F distribution, equal variances test, ANOVA, mean squared error formula, two factor experiment, interaction effect + blocking variables

Topic 7

The F distribution

A continuous distribution

Cannot be negative

Asymmetric - POSITIVELY skewed

Is family of distributions with two degrees of freedom parameters, one in the numerator, one in the denominator

Asymptotic - the curve approaches the x-axis but doesn’t reach it

Equal variances test - two assumptions

Populations are normally distributed

The level of measurements is interval or ratio in order to calculate the variances

Also typically run two-tailed tests, as one tailed-tests not very useful

Equal variances test - steps

Step 1: set the hypotheses:

H_0:\sigma_1^2=\sigma_2^2

H_1:\sigma_1^2\ne\sigma_2^2

Step 2: Select the significance level

Step 3: Select the appropriate test statistic (F statistic) using:

F=\frac{\sigma_1^2}{\sigma_2^2} - where the larger sample variance goes in the numerator - meaning only large values of the F statistic reject the null

Step 4: Formulate the decision rule - we reject the null hypothesis if the test statistic is in the critical region (F > F_crit)
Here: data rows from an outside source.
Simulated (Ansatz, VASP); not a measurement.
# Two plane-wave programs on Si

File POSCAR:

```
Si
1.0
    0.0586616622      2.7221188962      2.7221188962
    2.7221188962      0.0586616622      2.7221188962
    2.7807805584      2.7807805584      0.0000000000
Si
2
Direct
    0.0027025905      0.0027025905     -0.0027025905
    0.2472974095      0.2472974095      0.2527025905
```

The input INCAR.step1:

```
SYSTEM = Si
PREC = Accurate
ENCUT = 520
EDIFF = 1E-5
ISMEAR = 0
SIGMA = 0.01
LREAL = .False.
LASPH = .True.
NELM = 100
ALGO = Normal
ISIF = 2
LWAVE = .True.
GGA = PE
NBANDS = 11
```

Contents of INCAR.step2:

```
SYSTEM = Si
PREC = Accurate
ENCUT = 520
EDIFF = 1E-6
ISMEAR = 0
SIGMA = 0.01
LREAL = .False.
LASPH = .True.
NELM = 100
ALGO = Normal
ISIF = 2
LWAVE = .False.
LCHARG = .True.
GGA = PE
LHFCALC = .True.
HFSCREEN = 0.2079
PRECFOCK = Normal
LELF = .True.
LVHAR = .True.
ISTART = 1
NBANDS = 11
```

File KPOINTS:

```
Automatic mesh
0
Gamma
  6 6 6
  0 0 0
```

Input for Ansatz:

Step 5: Make your decision - find F and the critical value from the tables, and make conclusion within context

ANOVA - analysis of variance

Enables us to test the equality of several means simultaneously

Previously z/t tests only allowed us to compare two means simultaneously

Assume the sampled populations must follow a normal distribution, have equal standard deviations, and the samples are randomly selected and independent

ANOVA - steps

Step 1: The null hypothesis is that the population means are all the same, and the alternate hypothesis is that at least one of the means is different

H₀: =\mu_1=\mu_2=\mu_3=\mu_4

H₁: the means are not all equal

Step 2: Choose significance level which is usually \alpha = 0.01

Step 3: Use the F distribution (table) to find F_{critical value}

Step 4: The decision rule is to reject the null hypothesis if the F statistic is in the critical region of the F distribution (if the computed F value is LARGER than F_{critical value} we can then REJECT null hypothesis)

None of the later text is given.